I agree with Deborah that it’s useful for extracts (from cases, from philosophers, from [etc]), but I am very careful never to read out the extract — that is simply boring, and rather defeats the purpose.
If I didn’t use powerpoint where I work, it would generate hundreds of complaints. At present, the battle for me is whether I use the 5 points per page type or have a more story-like lecture — many students complain if you don’t use the 5 points per page type, lest they not know which points to remember for the exam. Sad really — sometimes I think I should just lip-sinc the book.
Deborah – snap! I write unfamiliar terms up on the whiteboard too. And I love to do excellent tangled diagrams of how the parties are related and where the money went. I really hate those screens as well.

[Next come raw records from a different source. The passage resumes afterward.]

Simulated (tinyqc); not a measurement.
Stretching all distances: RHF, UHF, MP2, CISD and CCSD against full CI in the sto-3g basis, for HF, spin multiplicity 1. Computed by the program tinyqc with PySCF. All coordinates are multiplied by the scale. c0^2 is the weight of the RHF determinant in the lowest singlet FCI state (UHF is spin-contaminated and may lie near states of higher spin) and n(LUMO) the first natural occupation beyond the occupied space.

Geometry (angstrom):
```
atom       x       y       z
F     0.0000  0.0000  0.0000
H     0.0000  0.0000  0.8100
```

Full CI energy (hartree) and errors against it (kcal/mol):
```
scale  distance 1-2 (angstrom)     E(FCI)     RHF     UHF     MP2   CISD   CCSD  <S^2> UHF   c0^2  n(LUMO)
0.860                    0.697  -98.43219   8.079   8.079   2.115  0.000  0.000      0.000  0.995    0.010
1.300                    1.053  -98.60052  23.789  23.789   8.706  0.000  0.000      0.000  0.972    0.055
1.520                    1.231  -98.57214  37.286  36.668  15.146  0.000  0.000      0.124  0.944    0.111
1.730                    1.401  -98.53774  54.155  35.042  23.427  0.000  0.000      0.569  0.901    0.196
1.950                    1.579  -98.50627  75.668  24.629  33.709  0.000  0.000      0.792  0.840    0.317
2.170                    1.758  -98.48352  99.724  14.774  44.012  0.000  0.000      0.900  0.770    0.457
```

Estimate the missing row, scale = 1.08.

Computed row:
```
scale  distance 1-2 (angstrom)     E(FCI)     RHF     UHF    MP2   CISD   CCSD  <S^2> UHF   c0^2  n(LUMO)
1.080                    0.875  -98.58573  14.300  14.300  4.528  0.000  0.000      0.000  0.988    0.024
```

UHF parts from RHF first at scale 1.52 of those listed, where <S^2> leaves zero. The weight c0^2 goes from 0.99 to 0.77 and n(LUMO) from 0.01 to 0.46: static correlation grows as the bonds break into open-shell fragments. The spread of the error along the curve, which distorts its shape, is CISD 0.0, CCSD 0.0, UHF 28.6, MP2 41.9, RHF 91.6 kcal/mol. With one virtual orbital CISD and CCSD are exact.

This is a good laugh. I was doing some subjects a few years back and the lecturers and tutors were either techno enthusiasts, a minority, or those who contended in a Promethean manner against the anonymous forces undermining various attempts at applications of bits of technology during tutes and some most marvellous lectures.
Incidentally, I was going though a similar process, after having to acquire and learn to operate a pc, word and the rest because a fair chunk of Tasmania’s old growth forest was ending up binned.
The reason I don’t use Powerpoint is because it leads to exactly that. It’s boring for me, and boring for the students, surely? And I really, really hate the way it tries to force you to put 5 dot points in, because often the points I’m trying to make don’t FIT within that hierarchy.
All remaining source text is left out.